Skip to content

Address EditorConfig violations#158550

Open
BaumiCoder wants to merge 28 commits into
rust-lang:mainfrom
BaumiCoder:fix-editorconfig-violations
Open

Address EditorConfig violations#158550
BaumiCoder wants to merge 28 commits into
rust-lang:mainfrom
BaumiCoder:fix-editorconfig-violations

Conversation

@BaumiCoder

Copy link
Copy Markdown

This Pull Request is part of an academic research project. More preciously it is for my master's thesis, more background information here.

Definition: EditorConfig violations

The goal of this Pull Request is to address all EditorConfig violations in the project. With EditorConfig you have set for example insert_final_newline = true for most files, but there were files without a final newline. I call this an EditorConfig violation as a file content violates the respective EditorConfig property. They can have different kind of impacts. For example trailing spaces, which get remove with the next save, may only make the next diff / Pull Request to this file less readable. Some other may lead to bugs, such as adding final newlines to test files, which are not allowed to have them.

How to address them?

To check for such violations and fix them I developed the CLI tool ecformat. However, there are different ways to address the violations:

  1. Adjust EditorConfig: The EditorConfig properties for a file can be wrong. For example some of your test files have no final newline, but it is intentional as comments in the files tells us. Therefore, it would be wrong to insert final newlines in them as this may even break some tests. The correct way to address that is to set insert_final_newline = false for them, which avoids automatic insert of a final newline on save.
  2. Fix file content: Another way is to fix the content of the file. Which means for a missing final newline to insert it.
    To do so ecformat fix can be helpful.
  3. Ignore files: For some files it is not meaningful to consider the EditorConfig violations, which ecformat check finds. I added a .ecformat_ignore file for this. It has the common ignore syntax such as a .gitignore.
    Do use such ignore files, provide the name of them with an CLI switch, ecformat check --ignore-file .ecformat_ignore. (The .gitignore files are automatically considered inside a git repository.) There are different reasons to ignore files:
    1. The files belong the external repositories, such as submodules and subtrees.
    2. As EditorConfig is only for text files, considering binary files does not make sense.
    3. EditorConfig supports to set the property on the file level. However, there can be files with intentional differences inside. A common example is that there is indent_size = 4 set, but to align some code with the previous line an indentation / alignment uses for example 5 spaces. Detecting such cases as alignment and not as indentation needs language specific parsing, which is out of scope for a generic EditorConfig utility. Such files need to be ignored fully by ecformat as it currently (version 0.2.0) has no support to ignore only a single property for some files.

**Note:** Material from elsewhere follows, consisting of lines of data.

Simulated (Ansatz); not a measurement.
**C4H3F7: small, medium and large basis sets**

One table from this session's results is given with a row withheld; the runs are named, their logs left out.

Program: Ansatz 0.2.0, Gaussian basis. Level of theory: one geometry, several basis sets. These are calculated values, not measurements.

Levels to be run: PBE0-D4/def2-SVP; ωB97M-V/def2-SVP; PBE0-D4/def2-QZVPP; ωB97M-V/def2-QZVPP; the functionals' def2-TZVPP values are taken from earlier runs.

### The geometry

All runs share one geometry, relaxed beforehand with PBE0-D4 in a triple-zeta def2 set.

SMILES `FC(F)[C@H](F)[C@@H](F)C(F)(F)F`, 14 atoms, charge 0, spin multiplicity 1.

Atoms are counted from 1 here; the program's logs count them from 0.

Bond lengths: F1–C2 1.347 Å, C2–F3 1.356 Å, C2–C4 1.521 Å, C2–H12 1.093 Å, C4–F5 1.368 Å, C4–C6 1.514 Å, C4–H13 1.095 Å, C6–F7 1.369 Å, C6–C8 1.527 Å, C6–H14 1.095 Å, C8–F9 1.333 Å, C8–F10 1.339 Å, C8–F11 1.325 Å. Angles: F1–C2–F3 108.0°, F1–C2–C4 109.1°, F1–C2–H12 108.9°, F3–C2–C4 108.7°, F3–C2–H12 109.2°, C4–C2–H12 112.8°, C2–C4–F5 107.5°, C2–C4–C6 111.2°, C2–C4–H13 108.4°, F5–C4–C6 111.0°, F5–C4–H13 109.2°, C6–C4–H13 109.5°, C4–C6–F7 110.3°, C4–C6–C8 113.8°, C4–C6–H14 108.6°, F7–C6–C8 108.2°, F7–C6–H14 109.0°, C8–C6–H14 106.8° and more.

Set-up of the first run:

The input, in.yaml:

Changes in this Pull Request

For this Pull Request, I addressed all violations in the project in the way, which looks the most correct one to me. (I focused on the Properties of the current EditorConfig specification 0.17.2.)
If I fixed file contents, I manually reviewed all of them, making adjustments in the ecformat fix changes were necessary. Furthermore, ecformat detects the charset wrong for some files. Therefore, I would suggest disabling this property for whole project, with --disable-charset or -c. (I plan to improve the charset detection in a later version.)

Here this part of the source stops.